I need to read some content from a html page.
I've tested simple_html_dom
, but it simply isn't usable for what I need it for.
I need something like this (pseaudo syntax based on simple_html_dom):
$html = file_get_contents($url);
$html_obj = parse_html($html);
$title = $html_obj->get('title');
$meta1 = $html_obj->get('meta[name=description]', 'innertext']; //text only
$meta2 = $html_obj->get('meta[name=keywords]', 'innertext']; // text only
$content = $html_obj->get('div[id=section_a]', outerText); //html code
I've tested simple_html_dom in so many ways, and only managed to get parts of what I need. It simply isn't "simple".

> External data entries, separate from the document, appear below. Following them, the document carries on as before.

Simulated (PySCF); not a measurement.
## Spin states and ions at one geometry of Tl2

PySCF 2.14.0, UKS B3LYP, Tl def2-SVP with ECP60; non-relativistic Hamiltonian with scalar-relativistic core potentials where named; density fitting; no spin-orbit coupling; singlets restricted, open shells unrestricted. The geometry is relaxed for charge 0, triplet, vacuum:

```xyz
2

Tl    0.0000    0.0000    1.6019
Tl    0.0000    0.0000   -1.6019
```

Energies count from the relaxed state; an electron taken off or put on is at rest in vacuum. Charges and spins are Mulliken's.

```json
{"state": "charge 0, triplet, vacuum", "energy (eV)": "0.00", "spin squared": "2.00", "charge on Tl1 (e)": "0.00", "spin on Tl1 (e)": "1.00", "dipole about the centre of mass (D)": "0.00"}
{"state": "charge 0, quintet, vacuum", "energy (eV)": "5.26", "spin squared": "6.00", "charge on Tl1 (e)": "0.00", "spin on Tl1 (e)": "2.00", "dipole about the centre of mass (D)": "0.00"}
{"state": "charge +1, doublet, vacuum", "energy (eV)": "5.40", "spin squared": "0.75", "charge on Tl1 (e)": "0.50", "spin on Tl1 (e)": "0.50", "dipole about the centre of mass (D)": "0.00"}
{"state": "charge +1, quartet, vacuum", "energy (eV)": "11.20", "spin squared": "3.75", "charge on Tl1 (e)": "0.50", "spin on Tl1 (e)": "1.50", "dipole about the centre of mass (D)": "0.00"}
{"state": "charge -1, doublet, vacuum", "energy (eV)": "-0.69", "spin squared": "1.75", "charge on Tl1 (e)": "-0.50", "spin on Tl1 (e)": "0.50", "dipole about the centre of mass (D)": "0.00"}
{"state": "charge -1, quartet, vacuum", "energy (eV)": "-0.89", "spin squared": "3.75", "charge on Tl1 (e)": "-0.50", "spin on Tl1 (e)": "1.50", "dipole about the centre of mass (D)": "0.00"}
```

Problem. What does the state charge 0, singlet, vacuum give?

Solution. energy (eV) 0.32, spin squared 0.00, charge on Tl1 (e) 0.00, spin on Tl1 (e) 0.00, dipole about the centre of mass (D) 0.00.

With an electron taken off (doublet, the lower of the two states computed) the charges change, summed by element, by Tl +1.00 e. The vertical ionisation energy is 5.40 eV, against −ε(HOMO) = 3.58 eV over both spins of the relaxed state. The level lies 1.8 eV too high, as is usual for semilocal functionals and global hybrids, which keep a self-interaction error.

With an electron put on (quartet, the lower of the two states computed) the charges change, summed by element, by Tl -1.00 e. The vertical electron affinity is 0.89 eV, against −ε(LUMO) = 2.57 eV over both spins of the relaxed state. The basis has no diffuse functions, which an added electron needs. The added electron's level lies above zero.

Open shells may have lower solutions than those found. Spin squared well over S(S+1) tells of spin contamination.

I've also tested PHP DOMDocument::loadHTML
, but it I run in to problems dealing with inline <script>
.
Are there any php librarys that makes it as easy to get content as in jQuery
?
Update
One of my problems is a a piece of 3rd party javascript from an add agency:
<script language="javascript" type="text/javascript">
<!--
if (window.adgroupid == undefined) {
window.adgroupid = Math.round(Math.random()*100000);
}
document.write('<scr'+'ipt language="javascript1.1" type="text/javascript" src="http://adserver.adtech.de/addyn|3.0|994|3159100|0|-1|size=980x150|ADTECH;loc=100;target=_blank;key=startside,kvinner, kvinnesak, bryllup, graviditet, mamma, kosmetikk, markedsplass, dagbok, feminisme;grp='+window.adgroupid+';misc='+new Date().getTime()+'"></scri'+'pt>');
//-->
</script>
Even if I change <scr'+'ipt
to <script
it gives me invalid javascript code.